Are we similarly prepared? Suppose you see suspicious activity of some kind, do you report it? Do you know which number to ring and having rung the number is there a positive response at the other end? We now know that our intelligence agencies had specific information on nautical movement; we also know that there was detailed information available about multiple mobile SIM cards being bought and sold in a devious way. We also know that none of the information was acted upon. If it had been, 26/11 could well have been prevented.

Another point UK and US experts harped upon was transparency from the government so that everyone knew what the state was doing to ensure citizen safety. What we have from our government is instead opacity. For example, do we know what steps the Maharashtra government has taken to bolster security after 26/11? All we know is that a committee was constituted to study the question, but apart from knowing that it consisted of an unwieldy 65 members, do we know anything about its composition, its mandate, its deadline or its record so far?
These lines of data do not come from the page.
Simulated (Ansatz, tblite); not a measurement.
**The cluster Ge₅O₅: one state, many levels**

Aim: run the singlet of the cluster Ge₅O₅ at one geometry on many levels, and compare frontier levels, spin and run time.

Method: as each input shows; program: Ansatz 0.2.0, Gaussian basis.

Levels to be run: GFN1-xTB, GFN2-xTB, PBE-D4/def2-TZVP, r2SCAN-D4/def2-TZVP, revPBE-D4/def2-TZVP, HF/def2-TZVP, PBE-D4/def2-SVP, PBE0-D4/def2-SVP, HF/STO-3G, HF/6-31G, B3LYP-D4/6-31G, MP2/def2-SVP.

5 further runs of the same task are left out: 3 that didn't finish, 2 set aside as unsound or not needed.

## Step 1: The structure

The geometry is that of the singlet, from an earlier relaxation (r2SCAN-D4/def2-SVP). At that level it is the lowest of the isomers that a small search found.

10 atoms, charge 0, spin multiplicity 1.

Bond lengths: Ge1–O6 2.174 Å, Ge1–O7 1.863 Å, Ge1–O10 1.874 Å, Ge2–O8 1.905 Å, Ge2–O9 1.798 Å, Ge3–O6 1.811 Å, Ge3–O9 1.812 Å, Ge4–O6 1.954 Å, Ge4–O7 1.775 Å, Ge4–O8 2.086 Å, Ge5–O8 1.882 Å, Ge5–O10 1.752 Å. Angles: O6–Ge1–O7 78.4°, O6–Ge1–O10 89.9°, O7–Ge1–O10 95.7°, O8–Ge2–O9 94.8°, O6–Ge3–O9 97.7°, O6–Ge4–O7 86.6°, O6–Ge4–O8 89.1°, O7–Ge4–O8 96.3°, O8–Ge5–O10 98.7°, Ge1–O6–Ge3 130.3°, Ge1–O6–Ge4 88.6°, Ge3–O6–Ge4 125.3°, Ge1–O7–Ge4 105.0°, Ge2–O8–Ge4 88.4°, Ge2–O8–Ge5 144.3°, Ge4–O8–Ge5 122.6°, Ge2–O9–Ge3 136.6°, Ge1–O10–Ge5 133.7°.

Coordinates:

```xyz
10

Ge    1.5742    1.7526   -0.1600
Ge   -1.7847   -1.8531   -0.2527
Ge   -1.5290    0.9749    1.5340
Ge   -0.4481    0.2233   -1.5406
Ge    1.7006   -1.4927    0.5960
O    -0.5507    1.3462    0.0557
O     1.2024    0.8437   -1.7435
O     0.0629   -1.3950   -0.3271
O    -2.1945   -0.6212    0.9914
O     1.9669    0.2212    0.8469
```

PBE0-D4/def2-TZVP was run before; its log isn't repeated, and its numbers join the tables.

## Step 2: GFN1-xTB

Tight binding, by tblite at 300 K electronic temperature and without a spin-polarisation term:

The experts also outlined the huge amount of documentation and research brought out by the enquiries into 9/11 and 7/7. This massive storehouse of knowledge was able to provide detailed inputs to investigative agencies about the modus operandi of the terrorists, the gaps in the security systems, the failure of communication between various authorities and how they could be bridged and so on. Apparently, when the bombs went off in London’s tube stations,the Commissioner of Police advised people to stay put wherever they were, either at home or at work and watch television for
further announcements. Simultaneously however, schools were quickly closed for the day, so that thousands of school children were on the streets of London wondering what to do, while their parents sat at home waiting for further instructions. This kind of blunder caused by lack of communication is not likely to happen again.

What information has our police enquiry gathered? And why has the most important source of possible information been excluded from its purview? I am referring to what the general public may have seen or heard, information that could be available only if there were to be a public enquiry inviting any citizen with relevant information to come forward.

All these suggest that in spite of the trauma of 26/11, we are nowhere near learning any lessons at all.